Practicality explains why baseball players may want to wear a billed cap. But why does every player always wear a hat? Because it’s the right thing to do.
Imagine this child running the bases with no cap. Awful.
Every baseball player wears a hat. Few bother to ask why? Because those few are truly insane enough to ask the question. But here you are. Welcome. This is where you belong.
No. No hat-wearing mandate exists in MLB’s official rules. No rules explicitly states ballplayers must wear a hat. Two related rules
03 (a) – All players on a team shall wear uniforms identical in color, trim and style, and all players’ uniforms shall include minimal six-inch numbers on their backs.
03 (c) – No player whose uniform does not conform to that of his teammates shall be permitted to participate in a game.
By the letter of the law, no single player can take the field without a cap if the rest of the team continues to wear hats.
However, should an entire team decide to take the field hat-less, nothing in the rules would prohibit them. Only a rogue umpire with a pocket full of pop rocks would start lopping off hat-less heads should a team be so bold. Though he may be in the right.
Because it’s fun. Don’t you like fun? Wearing a hat properly, while a joy, cannot satiate vibrant personalities with a flair for the dramatic. Sometimes an ordinary flat-billed cap pointing directly forward doesn’t cut it.
So fun players like C.C. Sabathia, Pedro Strop and Fernando Rodney tilt their cap to the side to have fun and mentally torture furious, purist opponents insistent on forward facing cap bills.
And sometimes there’s more to it. David Lumia from Fox Sports has the scoop on why Fernando Rodney tilts his cap to the side:
Rodney says he wears his cap tilted to the left side of his head as a tribute to his father — Ulise Rodney — who died six days before Fernando made his major league debut with the Tigers in 2002. Ulise was a fisherman in the Dominican Republic and wore his cap tilted to the side because “that’s the side the sun hits his face.”
Wearing a hat backwards more directly flirts with a rule violation. A tilted cap offends The Law less than one fully reversed.
In terms of the rules the same situation applies here. Nothing in the rules prohibits an entire team from turning their hats around. But one player isn’t allowed to do it on his own.

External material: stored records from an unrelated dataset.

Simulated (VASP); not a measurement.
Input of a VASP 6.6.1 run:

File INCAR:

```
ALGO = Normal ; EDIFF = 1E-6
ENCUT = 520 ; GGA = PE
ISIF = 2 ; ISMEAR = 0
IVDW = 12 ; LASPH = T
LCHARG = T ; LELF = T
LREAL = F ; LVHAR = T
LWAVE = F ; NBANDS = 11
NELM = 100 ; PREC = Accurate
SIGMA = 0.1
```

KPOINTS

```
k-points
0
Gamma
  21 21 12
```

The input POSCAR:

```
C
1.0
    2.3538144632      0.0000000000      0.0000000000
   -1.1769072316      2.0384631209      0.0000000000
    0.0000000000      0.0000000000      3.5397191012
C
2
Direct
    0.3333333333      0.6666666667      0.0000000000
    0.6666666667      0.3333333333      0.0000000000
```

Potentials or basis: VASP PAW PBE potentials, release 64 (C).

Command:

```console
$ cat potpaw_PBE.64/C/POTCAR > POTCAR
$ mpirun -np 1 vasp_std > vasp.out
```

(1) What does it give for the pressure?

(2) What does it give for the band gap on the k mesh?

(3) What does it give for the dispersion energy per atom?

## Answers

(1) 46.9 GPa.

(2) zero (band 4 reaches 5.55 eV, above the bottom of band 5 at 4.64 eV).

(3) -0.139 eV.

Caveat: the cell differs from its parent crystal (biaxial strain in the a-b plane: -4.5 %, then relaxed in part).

You’ll most commonly see ballplayers turn that cap around at informal events like a Home Run Derby, batting practice or warmups.
Once the game begins, the bill turns forward and order is restored.
Because wearing a hat is better.
Hat-wearing is the activity of the distinguished gentleman. The honorable among us. Be wary of suspicious nearby males who travel wielding an unencumbered skull.
Baseball is a game. But baseball is also our National Identity. Baseball players set the example for who we are as Americans.
Do we desire a nation of repellant, perverted men who bare all skull even among strangers? Do we desire a hellish descent into an anarchy in which you cannot ascertain a man’s devotions from the logo upon his forehead?
Baseball players wear hats because that’s what they do. And that’s what we do. Because we are civilized, enlightened men. Because like our heroes and representatives on the diamond, we must be better. And it starts with a hat.